The bench was emphatic that a judge’s particular religious convictions or cultural background or associations would not and should not be thought to influence his or her decisions on matters of law (see similarly Helow v. Secretary of State for the Home Department [2008] UKHL 62, [2008] 1 WLR 2418) holding that a Court of Session judge’s public membership of the pro-Israel lobbying group the “International Association of Jewish Lawyers and Jurists” was insufficient to make out a claim of apparent bias in the judge’s upholding of a lower court’s refusal of asylum to a Palestinian activist..

But even within the United Kingdom legal and constitutional context, there are signs of some tension developing on this issue.   In R. (on the application of E) v JFS Governing Body [2010] 2 WLR 153, the UK Supreme Court, by a 5:4 majority (Lord Phillips, Lady Hale, Lord Mance, Lord Kerr and Lord Clarke forming the majority; Lord Hope, Lord Rodger, Lord Walker and Lord Brown dissenting) held that a Jewish faith school was not permitted to apply Orthodox rabbinical standards as to who counted as a Jew in its admissions policies.    Application of the requirement that prospective pupils require to have mother born a Jew, or duly converted to Orthodox Judaism, was held to constitute direct race discrimination.   If the school had applied a purely faith/belief/practice criterion (e.g. coming from an observant house-hold) its admissions policies would have passed muster.   But in applying a policy based on, in effect, the ethnicity of the mother of the pupil – albeit for religious reasons – the school acted unlawfully in breach of race discrimination law.   What is little remarked upon is that the UK Supreme Court was convened as a bench of nine judges, in part having regard to the religious/cultural backgrounds of the Justices hearing the case because of the particular religious and cultural sensitivities involved in the issue in respect of which the court was reluctantly required to adjudicate.

The claim that it might be legitimate to look at the individual religious/cultural background of the judges hearing a case has also received recent trenchant support from the former Archbishop of Canterbury, Lord Carey, in a witness statement lodged in support of a renewed application before the Court of Appeal of England and Wales for leave to appeal against a decision of the Employment Appeal Tribunal in McFarlane v Relate Avon Ltd. [2010] IRLR 196.  The case concerns a relationship counsellor who sought to be exempted by his employers from relationship counselling work with same sex couples where specifically sexual issues were involved, on grounds of his religious belief in the immorality of such conduct.    In the report on the renewed application for permission to appeal Lord Carey is quoted as saying this:

18.  I am concerned that judges are unaware of these basic issues on the Christian faith; further it is difficult to see how it is appropriate for other religions to be considered by the Judiciary where the practices are further removed from our traditions.

19.  It is for this reason that I support the application by Mr McFarlane for his appeal to be heard under the direction of the Lord Chief Justice and a freshly constituted five member Court of Appeal.
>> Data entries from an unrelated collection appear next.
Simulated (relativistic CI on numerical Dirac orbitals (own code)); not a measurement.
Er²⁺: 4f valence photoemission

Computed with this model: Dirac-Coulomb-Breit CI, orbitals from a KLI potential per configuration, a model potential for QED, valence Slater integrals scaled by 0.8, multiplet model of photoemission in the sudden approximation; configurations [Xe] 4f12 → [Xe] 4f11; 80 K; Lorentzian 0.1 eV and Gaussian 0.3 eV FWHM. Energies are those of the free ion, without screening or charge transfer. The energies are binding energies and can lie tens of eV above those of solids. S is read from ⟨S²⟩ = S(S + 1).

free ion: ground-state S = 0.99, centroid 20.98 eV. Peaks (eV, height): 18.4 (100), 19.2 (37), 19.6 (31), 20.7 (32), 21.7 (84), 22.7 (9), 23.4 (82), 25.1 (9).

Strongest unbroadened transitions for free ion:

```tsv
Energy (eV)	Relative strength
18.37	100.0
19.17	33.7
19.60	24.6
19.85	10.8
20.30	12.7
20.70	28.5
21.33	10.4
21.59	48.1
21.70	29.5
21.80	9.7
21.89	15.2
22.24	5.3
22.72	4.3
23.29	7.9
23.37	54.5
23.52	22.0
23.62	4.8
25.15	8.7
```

20.  Further, I appeal to the Lord Chief Justice to establish a specialist Panel of Judges designated to hear cases engaging religious rights.  Such Judges should have a proven sensitivity and understanding of religious issues and I would be supportive of Judges of all faiths and denominations being allocated to such a Panel.  The Judges engaged in the cases listed above should recuse themselves from further adjudication on such matters as they have made clear their lack of knowledge about the Christian faith.”

The retired (if not retiring) Archbishop’s claims have been rightly robustly rejected by Lord Justice Laws, in refusing the renewed application for leave to appeal who noted as follows:

“18.   Lord Carey’s observations are misplaced.  The judges have never, so far as I know, sought to equate the condemnation by some Christians of homosexuality on religious grounds with homophobia, or to regard that position as “disreputable”.  Nor have they likened Christians to bigots.  They administer the law in accordance with the judicial oath: without fear or favour, affection or ill-will.  ….

23.   The general law may of course protect a particular social or moral position which is espoused by Christianity, not because of its religious imprimatur, but on the footing that in reason its merits commend themselves.  So it is with core provisions of the criminal law: the prohibition of violence and dishonesty.  …   But the conferment of any legal protection or preference upon a particular substantive moral position on the ground only that it is espoused by the adherents of a particular faith, however long its tradition, however rich its culture, is deeply unprincipled.  It imposes compulsory law, not to advance the general good on objective grounds, but to give effect to the force of subjective opinion.  This must be so, since in the eye of everyone save the believer religious faith is necessarily subjective, being incommunicable by any kind of proof or evidence.  It may of course be true; but the ascertainment of such a truth lies beyond the means by which laws are made in a reasonable society.  Therefore it lies only in the heart of the believer, who is alone bound by it.  No one else is or can be so bound, unless by his own free choice he accepts its claims.

24.   The promulgation of law for the protection of a position held purely on religious grounds cannot therefore be justified.  It is irrational, as preferring the subjective over the objective.  But it is also divisive, capricious and arbitrary.  We do not live in a society where all the people share uniform religious beliefs.  The precepts of any one religion – any belief system – cannot, by force of their religious origins, sound any louder in the general law than the precepts of any other.  If they did, those out in the cold would be less than citizens; and our constitution would be on the way to a theocracy, which is of necessity autocratic.  The law of a theocracy is dictated without option to the people, not made by their judges and governments.  The individual conscience is free to accept such dictated law; but the State, if its people are to be free, has the burdensome duty of thinking for itself.

25.   So it is that the law must firmly safeguard the right to hold and express religious belief; equally firmly, it must eschew any protection of such a belief’s content in the name only of its religious credentials.  Both principles are necessary conditions of a free and rational regime.

26.   As I have shown Lord Carey’s statement also contains a plea for a special court.  I am sorry that he finds it possible to suggest a procedure that would, in my judgment, be deeply inimical to the public interest.”

The paradox is that the obvious tension between the views expressed by Lord Carey and their unequivocal rejection by Lord Justice Laws arises precisely because of the expansion of anti-discrimination law explicitly to outlaw discrimination on grounds of religion or belief.    What the religiously motivated find difficult to understand or accept is that the freedom from discrimination on grounds of religion or belief which has been afforded them by the law does not extend to giving the religious a general right to discriminate (on otherwise unlawful grounds such as sex, age, race, disability, or sexual orientation) on the basis of religion or belief.    There will undoubtedly be more litigation – if not further legislation – on this whole vexed issue.   The UK tradition of being blind to our Justices’ religion will come to be further strained as a result.